Learn more about the Goldman Environmental Prize in their website.
Kenya's Ikal Angelei has won one of this year's Goldman Prizes, often called the Nobel Prize for environmentalists. Ms Angelei mobilised her community in Turkana - northern Kenya - to try and stop a massive dam from being built in neighbouring Ethiopia. She realised that the projected Gibe-3 dam on Ethiopia's Omo River - which empties into Lake Turkana - could destroy the livelihoods of thousands of people. Ms Angelei told the BBC Africa's Audrey Brown why she kick-started a campaign to get the project stopped and what she and the group she co-ordinates, Friends of Lake Turkana, will do with the $150,000 (£94,600) from the prize.
Ikal was interviewed by the BBC and you can listen to the podcast at the BBC Website
By Ellie Peters (BA, ’13), 2012 Nicholas School Undergraduate Communications Intern
DURHAM, NC – Environmental activist Ikal Angelei spoke to a group of graduate and undergraduate students at Duke University’s Nicholas School of the Environment on Friday, Sept. 14, about her efforts to stop the construction of a mega dam that would affect more than 500,000 people living in Kenya and Ethiopia.
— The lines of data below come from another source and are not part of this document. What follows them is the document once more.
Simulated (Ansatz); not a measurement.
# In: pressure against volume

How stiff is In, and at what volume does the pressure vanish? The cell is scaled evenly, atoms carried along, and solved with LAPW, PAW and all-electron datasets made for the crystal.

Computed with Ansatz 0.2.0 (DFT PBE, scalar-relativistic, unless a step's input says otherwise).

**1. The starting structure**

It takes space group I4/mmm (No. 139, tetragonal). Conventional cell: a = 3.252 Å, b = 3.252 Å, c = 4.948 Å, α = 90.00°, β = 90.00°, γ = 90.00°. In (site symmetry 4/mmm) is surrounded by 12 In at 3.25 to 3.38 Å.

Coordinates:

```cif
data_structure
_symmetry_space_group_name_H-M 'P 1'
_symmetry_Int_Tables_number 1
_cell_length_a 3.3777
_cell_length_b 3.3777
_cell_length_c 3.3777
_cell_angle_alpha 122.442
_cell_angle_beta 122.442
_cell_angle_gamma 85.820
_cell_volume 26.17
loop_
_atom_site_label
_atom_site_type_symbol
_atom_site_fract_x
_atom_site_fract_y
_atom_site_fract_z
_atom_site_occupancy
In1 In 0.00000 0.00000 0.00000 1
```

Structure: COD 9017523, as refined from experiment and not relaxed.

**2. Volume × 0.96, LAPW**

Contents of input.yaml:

Angelei’s work to halt construction of the controversial dam won her a prestigious Goldman Prize in Environmental Activism earlier this year.
Her talk at the Nicholas School was part of the 2012 Environmental Institutions Seminar Series, sponsored by the University PhD Program in Environmental Policy (UPEP) and the Nicholas Institute for Environmental Policy Solutions.
Introduced as a “force of one,” Angelei has spearheaded the movement to stop the construction of the Gibe III hydroelectric dam on the Omo River , which provides 90 percent of the water in Lake Turkana. The world’s largest desert lake, Turkana straddles the border of Ethiopia and Kenya and is a vital resource for the fishermen and herders who eke out an existence on its shores...
Friends of Lake Turkana founder Ikal Angelei explains how she started the campaign to stop the construction of Gibe 3 dam. From the inspiration by Dr Richard Leakey to the return to Turkana to understand the needs of the people.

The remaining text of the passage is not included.